The harness testing is AI-driven–I pointed piclaw at it with a custom gdb skill and let it grind through failures, fix them, and re-run. The strategy is mine (which syscalls to prioritise, what the “gadget” fixes should look like, where to invest in performance), but the mechanical detection/fix loop is the kind of thing that would have taken months by hand.

Why this matters

Because I think it is a thing that should exist, yes, but also because I want to run things like gi (which is still WIP) on my iPad.

Especially binaries, which never ran in the original iSH. And despite my love for remote sessions, I don’t want to run all of it on a server, nor via a UI proxied from somewhere else–I want to do some of it locally, in a terminal, with my workspace on the device.

Bun, V8 and Go work. Alpine’s apk means I can easily get pretty much every single CLI tool I need to work too, without the compromises (which I still love, by the way) imposed. And since I have been hacking away at my own flavor of in rcarmo/ghostty-web, I was able to swap the dated iSH terminal with something that looks right.

It’s not fast (well, it is, much faster than the original, but not native fast). It’s not a replacement for HyperKit on iOS (if we ever get it back). But it’s mine, I can fix it and make it faster to some degree, and works for me.

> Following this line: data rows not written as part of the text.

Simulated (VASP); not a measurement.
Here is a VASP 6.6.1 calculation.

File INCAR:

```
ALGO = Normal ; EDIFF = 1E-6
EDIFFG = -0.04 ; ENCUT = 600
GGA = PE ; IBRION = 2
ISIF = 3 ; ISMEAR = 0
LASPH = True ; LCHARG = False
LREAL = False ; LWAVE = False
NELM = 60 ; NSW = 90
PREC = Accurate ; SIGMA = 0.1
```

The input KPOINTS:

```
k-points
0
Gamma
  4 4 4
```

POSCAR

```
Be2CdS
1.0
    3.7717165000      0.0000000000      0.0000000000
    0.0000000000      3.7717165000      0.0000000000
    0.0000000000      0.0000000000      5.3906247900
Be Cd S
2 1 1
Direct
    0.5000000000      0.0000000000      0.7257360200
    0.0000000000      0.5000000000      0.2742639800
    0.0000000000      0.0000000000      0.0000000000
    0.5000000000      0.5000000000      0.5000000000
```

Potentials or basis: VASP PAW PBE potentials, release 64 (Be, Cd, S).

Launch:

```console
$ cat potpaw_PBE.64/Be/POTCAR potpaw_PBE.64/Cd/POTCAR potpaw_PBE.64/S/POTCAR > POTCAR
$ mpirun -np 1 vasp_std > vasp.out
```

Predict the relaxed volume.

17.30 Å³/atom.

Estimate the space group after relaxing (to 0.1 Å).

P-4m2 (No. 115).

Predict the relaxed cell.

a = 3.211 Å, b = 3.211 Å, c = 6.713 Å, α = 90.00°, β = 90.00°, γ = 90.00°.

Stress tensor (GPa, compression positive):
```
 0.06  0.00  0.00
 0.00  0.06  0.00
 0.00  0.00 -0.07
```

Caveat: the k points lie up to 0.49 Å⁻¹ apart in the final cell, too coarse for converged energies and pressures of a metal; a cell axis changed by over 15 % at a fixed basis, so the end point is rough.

And since I have zero intention of bringing it to the App Store myself (or even paying Apple $99 for the privilege of running it on my own hardware without plugging my iPad into my laptop weekly, which is something the EU should really ding on Apple for), I am going to maintain it and add more fixes, keeping it open source so that other people can build better, more polished tools.

You’re welcome.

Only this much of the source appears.